Photo by Pixabay from Pexels
Deep neural networks (DNNs) have shown impressive empirical performance but they are still nevertheless a black-box function modeling data. This is often a significant barrier for practitioners, whose choices most often rely on trial and error, and raises many fundamental
questions for theorists regarding why and in which circumstances we can expect these models to perform well.
The learning process of a DNN consists of two major ingredients: a loss function that needs to be minimized, and an optimization algorithm used to find an optimum, in a landscape constituted by the values that the loss assumes for each configuration of the model parameters. Understanding the loss landscape and how the dynamics takes place on it is therefore a fundamental matter which would have a significant impact in machine learning.
We build upon some existing connections between machine learning and statistical physics to unravel the interplay between landscape and dynamics in a series of different contexts: (a) off-equilibrium, (b) equilibrium and steady state, (c) criticality, i.e. emergent collective behavior arising from the competition between energy and entropy. From a practitioner’s point of view, these three aspects will provide precious knowledge on (a) the learning process, (b) the preconditioning of models, and (c) hyperparameter bounds for learning. The approach we propose uses methods and ideas from the statistical mechanics of disordered systems, and will provide a new bridge between machine learning and physics.

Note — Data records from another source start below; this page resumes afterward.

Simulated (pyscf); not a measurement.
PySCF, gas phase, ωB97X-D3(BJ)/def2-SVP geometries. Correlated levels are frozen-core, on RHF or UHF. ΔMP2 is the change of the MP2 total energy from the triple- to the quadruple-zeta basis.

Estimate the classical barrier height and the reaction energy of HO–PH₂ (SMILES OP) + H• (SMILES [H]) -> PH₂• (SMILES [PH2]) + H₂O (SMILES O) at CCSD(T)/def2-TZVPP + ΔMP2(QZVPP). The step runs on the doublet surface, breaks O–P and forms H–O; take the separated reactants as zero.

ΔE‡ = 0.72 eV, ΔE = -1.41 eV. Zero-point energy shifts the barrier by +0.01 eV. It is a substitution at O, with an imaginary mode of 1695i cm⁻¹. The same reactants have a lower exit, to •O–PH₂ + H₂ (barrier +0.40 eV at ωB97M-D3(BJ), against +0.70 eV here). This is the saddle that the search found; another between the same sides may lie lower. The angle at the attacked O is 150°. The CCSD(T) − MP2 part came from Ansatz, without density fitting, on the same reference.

We perform an extensive analysis of the roles of dynamics and loss landscape. More concretely, in each of the contexts described above, we will compare the behavior of Langevin versus Stochastic Gradient Descent (SGD) dynamics, and the landscape of DNNs with that of a paradigmatic spin glass model. We expect the following broad outcomes:
- A systematic comparison between Langevin and SGD dynamics.
- A systematic comparison between DNN models and some affine complex systems.
- Understanding how the noise in the dynamics affects the effective landscape that is visited, and how this can give rise to emergent collective behaviors of the parameters.
- Using the current understanding of SGD to avoid Hessian calculations in second-order algorithms for the optimization of complex potential energy functionals.